On Monday (October 1, 2018), David Vorick, the CEO & Cofounder of Siacoin, announced in a blog post that Siacoin will be hard-forking away from the current chain in order to brick the current ASICs (Application-Specific Integrated Circuits) mining on-chain.

ASICs are specialized mining hardware, specifically designed to mine one algorithm. They offer increased performance, efficiency, and profitability, but these benefits come at a cost.

ASICs cost somewhere between six to eight million dollars to develop. Due to this barrier to entry, ASIC manufacturing quickly becomes centralized around the companies that can afford to develop the hardware.

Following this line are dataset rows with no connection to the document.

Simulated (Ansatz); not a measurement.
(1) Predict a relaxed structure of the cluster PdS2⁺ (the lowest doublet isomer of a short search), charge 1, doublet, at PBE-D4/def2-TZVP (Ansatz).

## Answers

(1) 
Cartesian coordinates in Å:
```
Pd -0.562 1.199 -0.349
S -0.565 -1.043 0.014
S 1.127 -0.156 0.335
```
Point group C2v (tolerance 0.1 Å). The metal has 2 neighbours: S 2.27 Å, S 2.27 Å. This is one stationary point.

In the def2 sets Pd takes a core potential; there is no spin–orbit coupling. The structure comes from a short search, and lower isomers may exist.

Siacoin (Ticker Name: $SC) has been discussing this hard fork for a long time, and now it seems to be finally happening. Since January  2018, mining giant Bitmain and Innosilicon have been selling Siacoin miners, while the subject has been a contentious topic of debate throughout the SC community.

As seen in the chart below, the introduction of ASICs to the network led to exponential growth to Siacoin’s hashrate. Although this increased hashrate means more security, that security comes at the cost of centralization.

According to Siacoin’s reports, Innosilicon is the dominant SC miner. With their unique 14nm chip, it’s believed that they control 37.5% of the hashrate.

Siacoin's Changing Hashrate

Throughout its history, Siacoin has always been in favor of ASICs, with one caveat. The Siacoin team has explicitly showed how ASIC manufacturing centralization leads to abusive behavior.

For example, when Bitmain announced their Siacoin miner, they only gave a ten-day window between announcement and shipping. This meant that any GPU miners on the network only had 10 days before they were squeezed out of the network.

In addition, some have  suspected that Bitmain has in fact been mining Siacoin secretly for months.

David Vorick warns that for mining companies, mining with their own mining apparatus is counter-productive: it centralizes the hashrate and changes the incentive structure. If one entity owns the majority of the hashrate, there’s no reason for them to sell ASICs to their competition, as their own profits would dwindle.

ASIC manufacturers are therefore incentivized to NOT sell their ASICs, as releasing them to the market would increase mining competition and lower profitability.

David explains that since mining smaller cryptocurrencies is less profitable than mining larger cryptocurrencies, there isn’t much incentive for ASIC manufacturers to design new miners.

To illustrate this, take a look at Bitcoin. There are currently more than 20 BTC ASIC manufacturers on the market. Meanwhile, SC only has three. This diversity of manufacturers minimizes BTC miner centralization.

The fork date has not been announced yet. Once the hard fork occurs, the hash rate will temporarily drop, and a minority chain (that still supports Bitmain ASICs) will continue, probably under the name Siacoin Classic.

Not The First Anti-ASIC Hard Fork

Siacoin is the second major cryptocurrency to fork away from ASICs. Earlier this year, the Monero community made a similar decision. They decided that the current ASICs were abusing the network, and agreed to change the proof of work algorithm to favor GPU miners.

After Monero hard-forked away from ASICs, the now-useless Monero ASICs were put on fire sale. Baikal Mining offered XMR Miners with a “buy one get four free” discount.

Looking at the chart below, you can see that Monero’s hashrate plummeted after its anti-ASIC hard fork. Something similar could happen to Siacoin when they hard fork.

Monero Hashrate

Read more: Monero’s Hashrate Drops Over 80% After ASIC-Resisting Hard Fork 

Trading Siacoin

Siacoin (SC) is currently trading at 99 satoshis (0.00000099 BTC), down 87% from the all-time high of 744 satoshis (0.00000744 BTC). Siacoin is available on Binance and Poloniex.